Mixers have been a fairly new addition to our business over the last ten years but we still use the botanical brewing technique to give a full depth of flavour. A drink like Dandelion & Burdock for example, shares a historical origin with a number of drinks originally made from lightly fermented root extracts, such as root beer and sarsaparilla, supposedly as a health benefit. We find this drink to be the most divisive – people either love it or hate it!

Your dog logo was inspired by Thomas Fentiman’s pet, ‘Fearless.’ Has he served as an emblem? Do you feel that as a brand, you approach things with a a similar nature? 

Fearless certainly was Thomas’ dog – he was awarded top prizes at Crufts for obedience in the 1930’s which is when his image started appearing on the ‘grey hen’ stone jars that we used to deliver our ginger beer in. The world has changed a lot over the 100 years since Thomas Fentiman founded the business and Fentimans has had to adapt to meet the demands of the modern world. Changes in the way people shop mean that we don’t deliver door-to-door anymore and instead we sell our beverages in shops, bars and restaurants. We also use motorised transport to make deliveries, rather than horses and carts and the old stone jars adorned by ‘Fearless’ have been replaced by our iconic glass bottles but he still features on the label. Although it might seem unusual for a drinks company to have a dog as its logo, we like the quirky story behind it and have been known for emails to be signed off with “Stay Fearless!”

Last but not least, what’s the big milestone objective you are working to for the second half of 2017? 
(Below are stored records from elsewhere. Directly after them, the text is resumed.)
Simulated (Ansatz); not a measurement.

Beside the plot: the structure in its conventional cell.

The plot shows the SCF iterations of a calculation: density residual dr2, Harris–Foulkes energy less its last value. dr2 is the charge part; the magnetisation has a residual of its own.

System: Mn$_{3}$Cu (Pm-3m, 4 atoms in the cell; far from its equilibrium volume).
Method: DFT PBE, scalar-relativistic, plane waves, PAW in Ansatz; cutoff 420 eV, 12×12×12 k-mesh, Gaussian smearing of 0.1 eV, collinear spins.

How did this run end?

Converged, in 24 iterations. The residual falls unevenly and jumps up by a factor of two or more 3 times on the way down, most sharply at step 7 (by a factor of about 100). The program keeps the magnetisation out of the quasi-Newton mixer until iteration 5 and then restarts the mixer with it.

We are very shortly launching a range of cocktail syrups called House of Broughton – Broughton was one of Thomas Fentimans’ son in laws and ran one of the factories in the North East and it’s his name we have used for this new product. We have created five flavours and a simple syrup that are high strength, this essentially means you have to use less syrup and consequently less sugar when creating cocktails. This will be one of our focuses for the next few months, longer term we are aiming to triple the turnover of the business by 2020.